Though they didn’t say so directly, they were troubled that we had entered into dealings with Silvio. If we had approached them, they said, they would have found us a better dealer, though by now there was only green wood for sale. Eleonora was already having trouble with green wood in her stove. All the dealers were robbers in some way, they said. For who but the dealer himself knew how much wood he was delivering to you? But there was Gegeto, perhaps we could still ask Gegeto. But the priest had already asked Gegeto, who had said yes, of course, and then forgotten the whole matter. So we were stuck with the ambivalent arrangement we had made for the winter. When we explained to the priest, on one of his rare visits, that we had not been allowed to pay for the wood, he shook his head and smiled condescendingly. “He knows what he is doing,” he said.
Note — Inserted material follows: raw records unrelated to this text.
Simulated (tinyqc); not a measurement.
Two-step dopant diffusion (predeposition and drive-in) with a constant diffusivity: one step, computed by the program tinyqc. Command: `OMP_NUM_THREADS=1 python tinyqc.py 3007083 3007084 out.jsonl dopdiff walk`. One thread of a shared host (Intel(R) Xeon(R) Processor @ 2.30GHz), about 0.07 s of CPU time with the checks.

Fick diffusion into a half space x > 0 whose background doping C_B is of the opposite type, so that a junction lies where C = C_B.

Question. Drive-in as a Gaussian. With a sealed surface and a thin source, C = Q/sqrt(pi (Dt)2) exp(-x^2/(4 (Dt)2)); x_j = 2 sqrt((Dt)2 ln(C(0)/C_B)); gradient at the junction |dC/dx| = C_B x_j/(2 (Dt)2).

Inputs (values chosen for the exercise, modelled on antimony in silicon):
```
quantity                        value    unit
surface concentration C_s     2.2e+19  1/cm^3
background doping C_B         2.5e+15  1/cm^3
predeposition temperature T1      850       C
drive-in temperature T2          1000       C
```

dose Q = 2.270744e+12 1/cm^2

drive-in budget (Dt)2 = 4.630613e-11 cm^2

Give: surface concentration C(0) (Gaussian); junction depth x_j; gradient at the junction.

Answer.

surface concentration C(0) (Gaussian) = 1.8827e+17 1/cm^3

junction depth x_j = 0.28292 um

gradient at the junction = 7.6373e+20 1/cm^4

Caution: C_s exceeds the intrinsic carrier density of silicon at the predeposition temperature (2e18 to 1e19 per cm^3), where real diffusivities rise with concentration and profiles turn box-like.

From Cristina, a few days later, we heard the background to this act of generosity. It seemed that the previous winter, Silvio’s household had been in a state of collapse, to the point that he would have had to sell up and leave had not a sum of money been raised. The priest, on his own initiative, had raised this money and Silvio had been bailed out. The offer of wood was an atonement, a salving of conscience. We, who lived in the village and knew it perhaps better than the priest did, took a less satisfied view of the outcome than he did. These were poor people. There was little room for generosity in their lives. We had established a false relation, in the web of relations that made up the village, and there would be a backlash.

For the moment, however, the problem of the wood was solved. The weather continued fine through October, the whole mountainside turning yellow. There were piles of leaves on the ground, but many of the tough little oak trees kept their foliage right through the winter. In the mornings, in the places of shadow, white hoarfrost bristled on the dead vegetation of the ditches, but in the sun it was hot. The sun rose and set in a shorter arc in the mountains behind the village. At night, in the deep black of interstellar space, we followed the Plough on its way round the wheel of peaks surrounding us - now upended over a peak, now vertical beside the gable end of a village house in the dead of night. We could feel the earth, over weeks and months, wheeling us towards the solstice.

We had time and space. We followed the logging trail above the village far back into the mountains. It was powdered with white dust from the endless passage of lorries through summer and autumn on the tunnel construction project. The vegetation, for the first mile or so, looked blasted, dusted over. The slopes above the track had been stripped of trees by the loggers - a moonscape of dead trunks, with woodpiles by the road to be carried away. We heard the rasp of electric saws, and watched the tall young trees groan as they keeled over and subsided with a soft crash into the forest. Frightened by the vibrations, lizards skittered into dry crevices.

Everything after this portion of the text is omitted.